# [SOLVED] Out of range, monitor or VGA problem?



## DoomFY23 (Dec 24, 2011)

Hi, I need to ask something.


I'm currently planning to buy a new VGA for my PC so I can play some newer games that has been released this year. But before buying the new VGA, I need to know something about this particular matter:


Sometimes when I install and about to play some games, sometimes the monitor turned into "Input signal out of range" and I had to Alt+Tab and terminate the proccess.

What I want to ask is, is this particular problem mainly comes from monitor or the VGA itself?


For some additional information, here's the specification (only the GPU and monitor though):

VGA : *Nvidia GeForce 210 2GB DDR3*
Monitor : *LG FLATRON L1752S* (that's what the model said)


Any information would be appreciated, and thanks in advance


----------



## gcavan (Aug 13, 2009)

*Re: Out of range, monitor or VGA problem?*

Just to be clear on something:

VGA (Video Graphics Array) generally refers to a display standard or the 15-pin D-subminiature VGA connector itself.

What exactly are you referring to? The graphics card or the monitor?

"Input signal out of range" usually means the display resolution and/or refresh rate are set incorrectly in the graphics driver or on the monitor itself. Start by resetting the monitor res to default from within the on-screen-display program. Then drop the resolution and refresh rates in the graphics driver and within the game setup.


----------



## DoomFY23 (Dec 24, 2011)

*Re: Out of range, monitor or VGA problem?*

Ah, yeah, sorry about that, in the place I live, people usually use "VGA" to call a graphics card. While I usually use "GPU" to call it, most people understands the word "VGA" better, and doesn't understand what does "GPU" or video card or graphics card means.

And yes, I'm referring a graphics card.

I see. Anyway, if the game/software itself brings a "out of range" warning, any chance I can fix it within the game itself? (when the monitor displays the "out of range") Or should I configure it out in the graphics driver?

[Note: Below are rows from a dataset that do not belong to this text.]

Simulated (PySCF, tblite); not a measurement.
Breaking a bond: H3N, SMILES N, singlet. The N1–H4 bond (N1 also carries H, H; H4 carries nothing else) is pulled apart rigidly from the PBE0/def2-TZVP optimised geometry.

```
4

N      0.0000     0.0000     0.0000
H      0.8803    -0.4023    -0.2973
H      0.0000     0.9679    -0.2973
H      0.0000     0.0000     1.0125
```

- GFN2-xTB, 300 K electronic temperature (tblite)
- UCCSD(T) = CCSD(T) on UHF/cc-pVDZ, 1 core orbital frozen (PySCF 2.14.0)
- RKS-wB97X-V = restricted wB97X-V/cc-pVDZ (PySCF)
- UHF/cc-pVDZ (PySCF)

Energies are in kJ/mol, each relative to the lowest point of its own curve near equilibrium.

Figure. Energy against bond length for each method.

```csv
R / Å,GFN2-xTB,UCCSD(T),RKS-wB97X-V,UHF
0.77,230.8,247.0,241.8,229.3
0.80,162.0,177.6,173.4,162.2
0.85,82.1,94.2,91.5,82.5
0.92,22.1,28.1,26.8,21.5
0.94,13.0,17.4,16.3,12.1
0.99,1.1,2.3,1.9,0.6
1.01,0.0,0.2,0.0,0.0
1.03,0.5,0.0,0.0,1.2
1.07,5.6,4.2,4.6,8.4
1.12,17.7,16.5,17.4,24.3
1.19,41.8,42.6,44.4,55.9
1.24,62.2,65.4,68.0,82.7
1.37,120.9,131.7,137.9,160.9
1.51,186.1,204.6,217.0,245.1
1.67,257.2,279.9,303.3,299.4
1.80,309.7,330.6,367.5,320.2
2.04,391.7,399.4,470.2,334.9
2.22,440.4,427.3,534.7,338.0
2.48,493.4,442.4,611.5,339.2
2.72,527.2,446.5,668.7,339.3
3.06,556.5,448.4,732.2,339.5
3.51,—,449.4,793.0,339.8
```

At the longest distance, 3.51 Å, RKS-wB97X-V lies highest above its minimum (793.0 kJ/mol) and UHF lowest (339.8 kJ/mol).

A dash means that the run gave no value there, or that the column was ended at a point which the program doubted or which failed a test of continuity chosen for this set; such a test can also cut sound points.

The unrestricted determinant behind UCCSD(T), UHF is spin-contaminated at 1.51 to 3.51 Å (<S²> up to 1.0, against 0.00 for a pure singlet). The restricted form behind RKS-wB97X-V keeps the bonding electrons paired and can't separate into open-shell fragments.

Thanks for the info as well


----------



## JimE (Apr 16, 2009)

*Re: Out of range, monitor or VGA problem?*

The native resolution of that monitor is 1280 x 1024. For best quality, you should only use the native resolution.

Your desktop resolution AND your game resolutions should be set to 1280x1024. Smaller resolutions should work. Larger resolutions may or may not work. The error you are seeing typically indicates an unsupported resolution is being used. Unsupported typically means too large.

Also watch the refresh rate. 60hz is the usual default and should work.


----------



## DoomFY23 (Dec 24, 2011)

*Re: Out of range, monitor or VGA problem?*

I see...

Well then, seems like I have had enough to understand this little problem. Going to buy the new GPU as well.

Thanks for the reply everyone!


----------